“Cities are for people. They need to be liveable and sustainable and provide opportunities for people to live, learn, work, and play. They need to be attractive places for businesses and visitors while at the same time offering urban mobility and social equity to their people”.
Urban Land Institute
As world populations continue to increase developing New Towns as “integrated viable economies” could provide an alternative to the current “relocation-oriented” strategy, which has failed to effectively address the problems of informal dwellers, housing backlog, urban congestion and the continuing and seemingly relentless influx of people to cities.
In the UK the revival of New Town Development –coined Garden Cities once again by the Government following the ideas espoused by Ebenezer Howard – has surfaced as a result of the significant under-performance of house building industry over the last 20 years: too many people, not enough housing.
A particular concern is the potential loss of green spaces and important agricultural land. The green-field New Towns of the past paid little heed to today’s environmental restrictions. Yet 92 per cent of Great Britain remains undeveloped. We could develop a small fraction of our least attractive land and leave our countryside and existing communities largely unaffected. But can this be done with public support?

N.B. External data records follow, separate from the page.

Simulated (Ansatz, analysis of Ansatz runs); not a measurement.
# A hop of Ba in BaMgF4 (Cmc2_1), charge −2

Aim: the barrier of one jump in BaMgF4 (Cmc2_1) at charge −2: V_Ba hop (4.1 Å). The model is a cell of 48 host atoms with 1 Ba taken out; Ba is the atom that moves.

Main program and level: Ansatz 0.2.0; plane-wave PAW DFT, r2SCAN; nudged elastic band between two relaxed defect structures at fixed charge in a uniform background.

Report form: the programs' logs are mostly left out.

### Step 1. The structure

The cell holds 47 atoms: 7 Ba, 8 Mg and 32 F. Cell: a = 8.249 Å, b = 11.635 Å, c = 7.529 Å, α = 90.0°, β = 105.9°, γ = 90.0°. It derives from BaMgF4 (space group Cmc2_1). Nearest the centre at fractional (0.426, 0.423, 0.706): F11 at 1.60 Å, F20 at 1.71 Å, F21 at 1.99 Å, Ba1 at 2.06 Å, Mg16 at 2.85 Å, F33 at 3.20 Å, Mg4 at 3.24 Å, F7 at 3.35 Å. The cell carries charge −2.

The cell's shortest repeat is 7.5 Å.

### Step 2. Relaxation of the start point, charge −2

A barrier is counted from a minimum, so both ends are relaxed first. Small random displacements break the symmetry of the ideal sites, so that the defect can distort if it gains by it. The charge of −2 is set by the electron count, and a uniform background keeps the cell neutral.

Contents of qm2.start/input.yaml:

And what of the situation around the World? Mega-cities are being created placing huge pressures on infrastructure and the economy, often flanked by unplanned settlements with high levels of social deprivation. Whilst in China for example there is a plethora of Ghost Cities providing millions of square metres of space that are completely unoccupied.
This website aims to bring together ideas and information about New Town Development around the world; identifying successful schemes; highlighting pitfalls and endeavoring to reach conclusions that can help planners and those responsible for New Town development.